# Fine-Tuning the Text to Image Model


### Check GPU

**It's recommended that you shut down any other notebook kernels.**

This fine tuning process uses a lot of video memory.   Here, we'll check on how much we have available.

In [None]:
!nvidia-smi --query-gpu=name,memory.total,memory.free --format=csv,noheader

## Install Requirements

In [None]:
!pip install pandas
!pip install torch
!pip install torchvision
!pip install transformers==4.39.3
!pip install accelerate==0.28.0
!pip install flash-attn
!pip install xformers==0.0.25.post1
!pip install bitsandbytes==0.43.0
!pip install ftfy==6.2.0
!pip install git+https://github.com/huggingface/diffusers

In [None]:
!pip list | grep -E "boto|grpcio|pandas|torch|torchvision|diffusers|transformers|accelerate|flash-attn|ftfy|xformers|protobuf"

## Settings

Here we set up all the options for training.  Most are environment variables which will allow us to override values from pipelines and run this notebook with different setting such as the base model or number of training steps and learning rate.

In [None]:
import os
from datetime import datetime

WORKING_DIR = os.environ.get("working_dir", f"/opt/app-root/src/pipelines-pvc/")
MODEL_NAME = os.environ.get("model_name", "runwayml/stable-diffusion-v1-5")
OUTPUT_DIR = os.path.join(os.getcwd(), f"{WORKING_DIR}/stable_diffusion_weights/dreambooth")
DATA_DIR = os.path.join(os.getcwd(), f"{WORKING_DIR}/data")
INSTANCE_DATA_URL = os.environ.get("instance_data_url", "https://rhods-public.s3.amazonaws.com/sample-data/images/redhat-dog.tar.gz")
INSTANCE_DIR = os.path.join(DATA_DIR, "instance_dir")
CLASS_DIR = os.path.join(DATA_DIR, "class_dir")
INSTANCE_PROMPT = os.environ.get("instance_prompt", "photo of a rhteddy dog")
CLASS_PROMPT = os.environ.get("class_prompt", "a photo of dog")

NUM_CLASS_IMAGES = int(os.environ.get("num_class_images", "100"))
MAX_TRAIN_STEPS = int(os.environ.get("max_train_steps", "800"))
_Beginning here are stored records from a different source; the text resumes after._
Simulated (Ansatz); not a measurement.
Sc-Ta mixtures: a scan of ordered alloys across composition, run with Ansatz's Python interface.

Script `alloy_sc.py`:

ONNX_OUTPUT_DIR = os.path.join(os.getcwd(), f"{WORKING_DIR}/stable_diffusion_weights/onnx-redhat-dog")

## Training

### Set up the Training Job

In [None]:
!rm -rf $OUTPUT_DIR
!rm -rf $CLASS_DIR

In [None]:
os.makedirs(OUTPUT_DIR, exist_ok=True)
os.makedirs(CLASS_DIR, exist_ok=True)

print(f"Weights will be saved at {OUTPUT_DIR}")
print(f"It will be based on the model {MODEL_NAME}")
print(f"Training data located in downloaded from {INSTANCE_DATA_URL}")
print(f"We're going to train the difference between \"{INSTANCE_PROMPT}\" and \"{CLASS_PROMPT}\"")

In [None]:
!accelerate config default

### Start Training

Here we kick off the training job with our chosen settings.  This will take about 15 minutes depending on settings and hardware.

In [None]:
!echo "MODEL_NAME=$MODEL_NAME"
!echo "OUTPUT_DIR=$OUTPUT_DIR"
!echo "DATA_DIR=$DATA_DIR"
!echo "INSTANCE_DIR=$INSTANCE_DIR"
!echo "CLASS_DATA_URL=$CLASS_DATA_URL"
!echo "CLASS_DIR=$CLASS_DIR"
!echo "INSTANCE_PROMPT=$INSTANCE_PROMPT"
!echo "CLASS_PROMPT=$CLASS_PROMPT"
!echo "NUM_CLASS_IMAGES=$NUM_CLASS_IMAGES"
!echo "MAX_TRAIN_STEPS=$MAX_TRAIN_STEPS"

In [None]:
!accelerate launch train_dreambooth.py \
  --pretrained_model_name_or_path=$MODEL_NAME  \
  --instance_data_dir=$INSTANCE_DIR \
  --class_data_dir=$CLASS_DIR \
  --output_dir=$OUTPUT_DIR \
  --with_prior_preservation \
  --prior_loss_weight=1.0 \
  --instance_prompt="$INSTANCE_PROMPT" \
  --class_prompt="$CLASS_PROMPT" \
  --gradient_checkpointing \
  --gradient_accumulation_steps=2 \
  --num_class_images=$NUM_CLASS_IMAGES \
  --max_train_steps=$MAX_TRAIN_STEPS \
  --mixed_precision="bf16" \
  --enable_xformers_memory_efficient_attention 

In [None]:
!ls $OUTPUT_DIR

# Export to ONNX

In order to to serve the model as an API, we need to use a format the model server understands.  The [Open Neural Network Exchange (ONNX)](https://onnx.ai/) is an open format built to represent machine learning models that enables AI developers to use models with a variety of frameworks, tools, runtimes, and compilers.  Next we'll convert the model to ONNX using the process the Huggingface diffusers library recommends in its [documentation](https://huggingface.co/docs/diffusers/v0.20.0/en/optimization/onnx).


### Install Dependencies

A new key dependency will be the [optimum](https://github.com/huggingface/optimum) library.

In [None]:
!pip install optimum["onnxruntime"]

By loading the model into an `ORTStableDiffusionPipeline` and `save_pretrained`, we will end up with 4 separate ONNX models, `text_encoder`, `unet`, `vae_decoder`, and `vae_encoder`.

Also, let's see what a generated image of `rhteddy` looks like.  Before, the model had no idea, but now, it should generate a picture of Teddy.

In [None]:
from optimum.onnxruntime import ORTStableDiffusionPipeline
import torch

model_id = OUTPUT_DIR
pipeline = ORTStableDiffusionPipeline.from_pretrained(model_id, export=True)

device = "cpu"
print(device)
pipeline.to(device)
prompt = "photo of a rhteddy dog"
image = pipeline(prompt).images[0]
pipeline.save_pretrained(ONNX_OUTPUT_DIR)
image